The Drum Unleashed (ABC online)
By Tom Switzer
Former ABC Boyer lecturer Owen Harries once said that "for extended periods of time in Washington one needs very good peripheral vision to see Australia on the world map". It's a point our prime ministers could recognise.
In his memoirs, John Howard dedicates numerous pages of praise, including a chapter, to his good mate George W Bush. In his own autobiography, however, the president hardly mentions the 'Man of Steel'.
During her Asia trip last week, Julia Gillard went to great lengths to commend an Australian cameraman for merely crying out "Thank you, Mr President" after a press conference. ("Good one, team!") For his part, Barack Obama was more focussed on creating jobs back home, potentially at the expense of Australian competition.
The Prime Minister gets all giddy when the president says: "The United States does not have a closer or better ally than Australia." She's hardly alone: Robert Menzies used to get "sweaty palms" before he'd meet the US president in the Oval Office. Harold Holt pledged to go "All the Way With LBJ" in 1966. John Gorton promised a possibly bemused president that Australia would "Go a-Waltzing Matilda With You" in 1969. A nervous Gough Whitlam told Henry Kissinger in 1973 he was worried that he'd "freeze up" in front of Richard Nixon.
To be fair, Australian prime ministers – on Labor and the Coalition sides – have usually acted out of sincerity as well as expediency. The beliefs and interests of politicians are rarely allowed to collide, and an awareness of the advantages of the alliance – which include favourable access to technology and intelligence, as well as the all-important security insurance policy – has certainly shaped Australian emotions.
But the point here is that we're hardly America's only special relationship. In July, Obama hailed the "truly special relationship" between the US and UK, telling David Cameron there was "no closer ally and no closer partner" than Britain. In March, vice president Joe Biden said: "The US has no better friend in the community of nations than Israel." Last July, Obama told the Indian people that "they have no better friend and partner than the people of the United States". One could provide more such quotes, but you get the point: we're not so special after all.

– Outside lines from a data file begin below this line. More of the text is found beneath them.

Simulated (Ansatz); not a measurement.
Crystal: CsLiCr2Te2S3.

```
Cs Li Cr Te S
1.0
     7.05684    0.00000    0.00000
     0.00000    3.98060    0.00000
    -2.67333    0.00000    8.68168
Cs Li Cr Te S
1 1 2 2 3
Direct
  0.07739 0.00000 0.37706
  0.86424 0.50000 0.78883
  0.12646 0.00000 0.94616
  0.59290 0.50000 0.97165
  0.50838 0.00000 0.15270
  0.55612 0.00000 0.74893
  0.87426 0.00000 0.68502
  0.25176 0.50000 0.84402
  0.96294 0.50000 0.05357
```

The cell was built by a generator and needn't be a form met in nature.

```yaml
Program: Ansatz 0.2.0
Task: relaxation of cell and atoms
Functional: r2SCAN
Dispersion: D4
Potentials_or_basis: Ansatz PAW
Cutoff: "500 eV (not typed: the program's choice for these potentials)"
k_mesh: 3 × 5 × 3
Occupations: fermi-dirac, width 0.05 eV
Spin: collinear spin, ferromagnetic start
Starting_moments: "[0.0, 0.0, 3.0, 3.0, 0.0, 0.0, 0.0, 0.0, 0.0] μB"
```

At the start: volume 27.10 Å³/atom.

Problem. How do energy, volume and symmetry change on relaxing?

It is easy enough to see why Jimmy Carter once called prime minister Malcolm Fraser "John" at a press conference. Howard himself boasts that he elevated the alliance to a new level in Washington, but the distinguished Los Angeles Times still repeatedly referred to him as "Mr Hunt" in its editorial during his September 2001 US trip. Lyndon Johnson, who visited Australia twice during his five-year presidency, said virtually nothing about Harold Holt in his memoirs. Nor did Bill Clinton write much about Paul Keating in his autobiography a few years ago.
Don't get me wrong: I am a great believer in the US alliance, which has been the centrepiece of Australian foreign policy since 1951. On most vital questions of the 20th century, Australian interests have coincided with those of what Sir Robert called "our great and powerful friend". I see no reason why this should cease to be the case.
All I am saying is that Canberra's support for Washington should not imply uncritical and unqualified agreement and support on all occasions. Minor allies, however loyal, should not expect inconvenient loyalty from a superpower. As Charles de Gaulle once remarked, great powers are "cold monsters", and gratitude is not one of their stronger motivations.
Or as Harries put it in his Boyer lectures several years ago: "However sweet the rhetoric and however warm the hugging, the priorities of the two countries are likely to differ at least as often as they coincide." Somebody should tell Julia Gillard.
Tom Switzer is a a research associate at the United States Studies Centre at the University of Sydney, a research fellow at the Institute of Public Affairs in Melbourne, and editor of The Spectator Australia.